Thursday, February 7, 2013

Where is the USGovenment in defense of Pastor Abedini?

I'm sharing with you the excerpts from an article by M. Zuhdi Jasser who is the President of the American Islamic Forum for Democracy. He is the author of " A Battle for the Soul of Islam".   He makes a great case for the free expression of faith. He writes:

Recent news of the Jan. 21 Iranian trial of Christian Pastor Saeed Abedini before a Revolutionary Guard Court lit up social media and religious freedom activists and circles with sheer outrage over his plight and the rampant increase in Iran of persecution of religious minorities.  But is religious liberty and these litmus cases a priority for the leader of the free world?

Pastor Abedini did nothing more than convert form Islam to Christianity 13 years ago and begin preaching his message in an underground network of churches in Iran.  He then came to the US and became an American citizen raising his family in Idaho.  His family reported that he returned last fall to Iran to start an orphanage and was snatched from a bus by the Iranian regime on Sept. 26.  He was sent to the infamous Evin Prison in Tehran.  The regime's bogus claim?  He was undermining their authority and national security. Many of the claims from the Iranian State News Agency on this case and others have been proven false throughout.  Yet there has been little public repudiation from President Obama.

The judge assigned to the case has been sanctioned many times by the European Union for his court actions and sentences.  Pastor Saeed stands now convicted to 8 years in prison in an Iranian gulag.

With all the information known on this case, why the irresponsible neglect from the White House?  The administration embarrassingly could only muster a statement from spokesman Tommy Vietor saying, "We remain troubled by the case of US citizen Saeed Abedini, who was arrested by Iranian officials more than 3 months ago on charges relating to religious beliefs; we call upon Iranian authorities to release him immediately."
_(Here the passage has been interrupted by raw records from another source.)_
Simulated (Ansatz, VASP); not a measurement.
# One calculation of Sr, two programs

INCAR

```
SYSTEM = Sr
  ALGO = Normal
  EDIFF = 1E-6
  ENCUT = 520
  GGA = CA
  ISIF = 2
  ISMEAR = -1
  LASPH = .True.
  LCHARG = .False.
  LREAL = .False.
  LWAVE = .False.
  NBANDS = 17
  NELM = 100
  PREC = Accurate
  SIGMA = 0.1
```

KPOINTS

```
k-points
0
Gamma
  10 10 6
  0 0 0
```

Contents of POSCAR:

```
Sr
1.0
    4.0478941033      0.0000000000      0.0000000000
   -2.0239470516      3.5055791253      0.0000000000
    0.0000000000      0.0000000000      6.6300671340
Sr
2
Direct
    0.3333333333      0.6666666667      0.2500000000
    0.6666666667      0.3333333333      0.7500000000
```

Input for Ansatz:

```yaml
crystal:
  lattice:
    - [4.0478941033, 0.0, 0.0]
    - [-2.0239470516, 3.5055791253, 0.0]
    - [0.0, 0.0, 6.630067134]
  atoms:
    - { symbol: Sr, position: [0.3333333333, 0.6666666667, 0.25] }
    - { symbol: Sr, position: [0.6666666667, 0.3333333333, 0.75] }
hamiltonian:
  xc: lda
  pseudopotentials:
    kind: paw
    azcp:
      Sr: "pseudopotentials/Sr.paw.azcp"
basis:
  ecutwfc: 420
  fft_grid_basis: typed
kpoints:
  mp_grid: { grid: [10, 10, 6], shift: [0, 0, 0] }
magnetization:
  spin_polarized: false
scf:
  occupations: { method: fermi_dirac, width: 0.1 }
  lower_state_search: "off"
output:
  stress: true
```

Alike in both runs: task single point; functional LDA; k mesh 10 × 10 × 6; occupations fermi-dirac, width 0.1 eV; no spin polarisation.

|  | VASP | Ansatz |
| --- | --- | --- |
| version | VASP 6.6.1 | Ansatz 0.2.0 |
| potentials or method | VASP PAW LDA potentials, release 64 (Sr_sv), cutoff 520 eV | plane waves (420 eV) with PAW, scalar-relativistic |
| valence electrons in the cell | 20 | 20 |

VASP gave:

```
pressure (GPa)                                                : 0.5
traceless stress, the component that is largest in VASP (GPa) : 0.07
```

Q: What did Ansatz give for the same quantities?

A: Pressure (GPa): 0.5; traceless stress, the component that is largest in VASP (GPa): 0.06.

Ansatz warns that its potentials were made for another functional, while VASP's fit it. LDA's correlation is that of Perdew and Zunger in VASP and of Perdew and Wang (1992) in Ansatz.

One cannot help but realize that even though our nation was founded on the "first freedom" being religious freedom, the defense of that freedom abroad is sadly no longer "first".  This seems especially true for this administration when the religious repression is found to be in the hands of Islamists - a theocratic form of fascism.

As a devout Muslim, relishing my American freedoms, I know that if the freedoms of Christians, Baha'is, Jews, Hindus, other Muslim sects or atheists are trampled upon, so too soon will mine.  In countries like Iran, the defense of religious freedom is the most accurate barometer upon which we can hold their nations regularly accountable to the Universal Declartion of Human Rights.  Yet, we run from the confrontation.  Is the White House fearful of confronting Iran?

History has shown that when Islamists see the defenders of freedom withdraw from conflict with their supremacist goals, they push forward even harder against religious minorities.

Paul Marshall recently laid out how flagrant and rampant these cases have become with now too many to court - including Pastor Yusef Madarkani, Pastor Vruir Avanessian, Behzad Taalipasand, and Mohammed-Reza Omidi to name a few of the ever growing number of Iranians and Americans persecuted in Iran.

This administration has proven over and over again to be unwilling to take on Islamist ideologies and defend their victims on the front lines.  Whether it be the Wahhabis of Saudi Arabia, the Muslim Brotherhood of Egypt, or the Khomeinists of Iran, the Obama White House has dodged any diplomatic engagement that pushes directly up against a confrontation between western values of freedom and liberty and Islamist values of theocracy and the empowerment of the shar'iah of the Islamic state.